If Newt Gingrich and others are hunting for the possible traitors who’d cozy up to evil communists and give them whatever their hardened hearts desire, they may be snooping in the wrong direction by targeting Asian bogeymen. The enemy within, dear Newt, is much closer to home. It’s those American business lobbyists in their Armani suits who agonize whenever their European competitors scarf up lucrative satellite telecommunication partnerships with China. They were the ones leaning on Clinton to loosen those strict rules barring U.S. technology transfers. Indeed, investigators are probing the full implications of $1 million in political contributions from a Loral Space and Communications executive that preceded a 1996 technology-transfer waiver granted by the White House.

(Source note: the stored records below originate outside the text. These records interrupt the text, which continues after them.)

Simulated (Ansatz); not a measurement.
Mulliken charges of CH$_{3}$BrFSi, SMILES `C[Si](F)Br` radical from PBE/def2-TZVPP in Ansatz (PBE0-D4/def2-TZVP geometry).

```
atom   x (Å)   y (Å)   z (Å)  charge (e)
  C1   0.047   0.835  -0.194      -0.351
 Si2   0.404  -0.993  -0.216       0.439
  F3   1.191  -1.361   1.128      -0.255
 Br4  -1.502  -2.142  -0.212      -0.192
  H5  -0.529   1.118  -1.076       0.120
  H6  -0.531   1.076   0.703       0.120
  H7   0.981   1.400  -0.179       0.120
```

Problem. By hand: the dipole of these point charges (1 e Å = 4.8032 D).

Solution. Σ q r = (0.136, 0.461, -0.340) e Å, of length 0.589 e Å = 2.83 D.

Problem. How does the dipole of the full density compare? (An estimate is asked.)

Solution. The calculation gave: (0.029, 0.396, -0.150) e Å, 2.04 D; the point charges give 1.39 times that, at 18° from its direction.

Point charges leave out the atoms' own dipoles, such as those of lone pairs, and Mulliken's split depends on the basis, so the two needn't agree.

So if Congress is looking for fellow travelers, all the probers have to do is hop on a flight to Beijing. They’ll find them hiding in plain sight in business class. And if our businessmen, Democratic and Republican, did permit loyalty to the bottom line to transcend that to country, let Gingrich expose them. But are these business people really communist dupes? And would they have pushed the president that hard if there had been a substantial national security risk in sharing such technology? That’s difficult for me to believe, though maybe Gingrich feels differently and has a better instinct for where the commies are buried. But until the American people have the sense that they know the full story, with all the complex and conflicting facts, let’s not immobilize American diplomacy. As Christopher says: “People who are saying now that Clinton shouldn’t go to China are giving America very bad advice.” At least as much as congressional hearings, it’s vital that the Sino-U.S. summit proceed apace.